Uncovering the pigments and techniques used to paint the Berlin Wall

“This study highlights the powerful impact of the synergy between chemistry and deep learning in quantifying matter, in this case the pigments so fascinating for street art,” said study co-author Francesco Armetta.

In order to restore or conserve a work of art, it is important to gather information about materials and application techniques. But the painters of the Berlin Wall did not record this. In previous studies of other historical artifacts, scientists brought fragments and even whole objects into the lab and used Raman spectroscopy to identify the pigments on them without destroying the samples. Although handheld Raman devices can be used for field investigations, they lack the precision of full-scale laboratory equipment. So Armetta, Rosina Celeste Ponterio and colleagues wanted to develop an artificial intelligence algorithm that could analyze the output of a portable Raman device to more accurately identify pigments and dyes. In a preliminary test of the new method, they analyzed 15 paint chips from the Berlin Wall.

The researchers first zoomed in on the fragments and observed that they all had two or three layers of paint, with visible brush strokes. The third layer in contact with the masonry was white, which they believed was a primer used to prepare the walls for painting. Next, the researchers analyzed the wafers using a handheld Raman spectrometer and compared them to spectra collected from a commercial pigment spectral library. They determined that the main pigments in the sample were: azo pigments (yellow and red fragments), phthalocyanines (blue and green fragments), lead chromate (green fragments), and titanium white (white fragments). These results were confirmed by other non-destructive techniques, including X-ray fluorescence and fiber optic reflectance spectroscopy.

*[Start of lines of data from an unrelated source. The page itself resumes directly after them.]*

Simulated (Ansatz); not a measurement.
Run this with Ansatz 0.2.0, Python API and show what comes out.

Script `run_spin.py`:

The researchers then mixed pigments from a commercial acrylic paint brand (used in Germany since the 1800s) with varying proportions of titanium white, trying to match the painter’s typical range of colors and tones. Researchers say knowing these proportions can help art conservators prepare suitable restoration materials. They used handheld Raman spectroscopy data of the mixture to train a machine learning algorithm to determine the percentage of pigments. The method showed that Berlin Wall paint chips contained titanium white and up to 75% pigment, depending on the chip analyzed and based on the hue. The researchers say these results show that their artificial intelligence model can provide high-quality information for art conservation, forensics and materials science in environments where it is difficult to bring laboratory equipment to the field.